Top Home Inspector believes Job is Essential

Published by The Columbus Dispatch

As America’s chief home inspector, Tim Buell wants consumers to understand one thing: Inspectors aren’t clairvoyant.

“People think we should find things that are hidden, but that’s not what we do,” said Buell, a 68-year-old retired home inspector in Marysville, Ohio.

As the new president of the 8,000-member American Society of Home Inspectors, Buell’s job is to explain what inspectors do and what they don’t do.

In today’s world, that’s not always easy. As homes and technology have changed, so too has the role of home inspectors.

Much of what home inspectors have traditionally done is right before our eyes — checking framing, foundations and roofs, for example. But many of today’s biggest concerns about homes are less obvious. Radon and mold in particular have become huge worries for homebuyers.


Buell advises homebuyers to have inspectors test for radon levels and the possibility of mold. (Both services are typically offered at an extra cost.) But, he is quick to add, inspectors aren’t experts in either area, and if tests turn up something, homebuyers should head straight for the specialists.

“We’re like a family doctor, a generalist,” he said. “We see something and we defer to the technical expert.”

Just as the duties of home inspectors have evolved, so has the housing market affected their jobs.

We are in the midst of the biggest sellers’ market in history, forcing buyers to try any trick they can to secure a home. One increasingly common tactic is to waive the right to remedy any problems found in a home inspection. Some buyers are even taking the next — and far more alarming — step of waiving the home inspection altogether.

Buell, not surprisingly, thinks that’s a bad idea.
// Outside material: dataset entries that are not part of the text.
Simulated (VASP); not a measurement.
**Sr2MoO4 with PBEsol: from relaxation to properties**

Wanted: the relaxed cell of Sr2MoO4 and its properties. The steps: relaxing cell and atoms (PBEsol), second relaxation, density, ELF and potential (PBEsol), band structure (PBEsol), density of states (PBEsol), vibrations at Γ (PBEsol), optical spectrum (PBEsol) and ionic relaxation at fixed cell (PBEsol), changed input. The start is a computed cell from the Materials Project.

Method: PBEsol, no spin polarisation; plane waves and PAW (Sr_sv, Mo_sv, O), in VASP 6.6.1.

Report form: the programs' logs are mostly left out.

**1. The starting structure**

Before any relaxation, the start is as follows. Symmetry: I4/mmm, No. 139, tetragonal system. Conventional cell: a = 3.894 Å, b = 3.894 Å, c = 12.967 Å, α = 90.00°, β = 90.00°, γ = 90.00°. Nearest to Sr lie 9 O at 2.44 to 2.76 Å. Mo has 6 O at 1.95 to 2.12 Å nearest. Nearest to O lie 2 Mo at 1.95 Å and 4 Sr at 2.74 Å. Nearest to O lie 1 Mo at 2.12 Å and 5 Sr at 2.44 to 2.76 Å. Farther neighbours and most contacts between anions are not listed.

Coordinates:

“It’s an interesting market,” said Buell, “but nonetheless a home inspection is designed to help the buyer’s peace of mind and to let them know the home is safe.”

As new American Society of Home Inspectors president, Buell lands in the thick of a political issue in Ohio: whether to license home inspectors. Ohio is one of about a dozen states that do not require inspectors to be licensed.

ASHI, allied with other groups including Ohio Realtors, would like to change that. They support House Bill 211, introduced last May to require home inspectors to pass a licensing test.

“The real-estate agent, the appraiser, the lawyer — we’re the only ones in the home industry not licensed,” he said.

Buell points out that the bill, which has sat in committee for months, does not require a home inspection. Still, he adds, inspections are a good idea. 

“A home for most people is the biggest investment in their lives, so why not spend a few hundred dollars to make sure it’s safe?”